Sunday, September 09, 2012
A Great Way to Teach National Education (國民教育)
Sitting in the crowd protesting against the National Education subject outside the government headquarters last evening, I thought to myself: hat a great way to teach civic and national education!”
Soon after I arrived, the Chief Executive announced that the government would reexamine the heavily-criticized Guidelines, remove the 3-year deadline, and allow schools to decide how to teach, including whether to make it a separate subject. As I was leaving, the hunger strikers were about to leave. And everyone stood to applause.
This protest has all the needed elements. It illustrates vividly who holds the power. On paper, it is the Hong Kong government. In reality, the power is vested in Beijing. Even though the people do not have the vote, we can still make a difference if we are determined and willing to pay the price. If enough of us are willing to stand and be counted, the price that each of us has to pay is relatively small. Without the protest, we would not have spent so much effort to learn about all these.
We now have a much better understanding of what national education is about, both in the government’s mind, and what we think it should be. Without this protest, few, if anyone, would have read the Guidelines. Now, many of us can point out where and how the Guidelines are biased. We also have a much better idea how the government gives favours to its cronies, by giving them our hard-earned tax money to produce Teaching Manuals that are worse than useless - the manuals are Communist propaganda that are really harmful.
The protests have also exposed the teachers, headmasters, and organizations who are ostensibly educators, but are in fact no more than mouthpieces of the establishment, who are willing to sacrifice our children to curry favours from the people in power.
We now know how our good our secondary school students are (some of them, at least, and not a small number of them). It is not just one 15-year old who speaks more clear-mindedly, level-headedly, passionately, forcefully, reasonably and maturely than many officials decades older than he is.

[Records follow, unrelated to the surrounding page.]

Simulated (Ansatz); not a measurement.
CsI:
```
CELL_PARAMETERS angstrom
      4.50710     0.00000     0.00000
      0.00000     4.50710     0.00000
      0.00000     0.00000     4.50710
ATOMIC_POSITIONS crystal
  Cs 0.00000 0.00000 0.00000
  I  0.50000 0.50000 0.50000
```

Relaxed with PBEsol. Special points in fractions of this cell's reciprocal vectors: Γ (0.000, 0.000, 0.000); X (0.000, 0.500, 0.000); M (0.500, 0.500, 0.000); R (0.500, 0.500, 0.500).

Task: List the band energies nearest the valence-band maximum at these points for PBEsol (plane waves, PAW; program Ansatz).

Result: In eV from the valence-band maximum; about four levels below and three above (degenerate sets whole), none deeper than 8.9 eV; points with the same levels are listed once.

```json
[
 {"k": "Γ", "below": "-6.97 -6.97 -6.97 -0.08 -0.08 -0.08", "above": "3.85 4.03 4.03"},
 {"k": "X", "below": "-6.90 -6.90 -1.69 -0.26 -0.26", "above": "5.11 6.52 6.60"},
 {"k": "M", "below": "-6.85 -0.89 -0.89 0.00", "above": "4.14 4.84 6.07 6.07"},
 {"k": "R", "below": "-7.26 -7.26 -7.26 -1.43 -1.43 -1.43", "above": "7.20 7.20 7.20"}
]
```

It is also all the others who persevere, hunger-strike, organize the protests, maintain order at the sit-in, distribute water and the buns, etc., who showed us that our children are not just book-worms or goof-offs. With them, and the teachers and parents who support them, we are in a fairly good position to stand firm against future attempts to brain-wash.
My dinner last evening was a bottle of water, and a simple, cold bun donated by someone I have never met. But I didn’t mind a bit. I was even grateful.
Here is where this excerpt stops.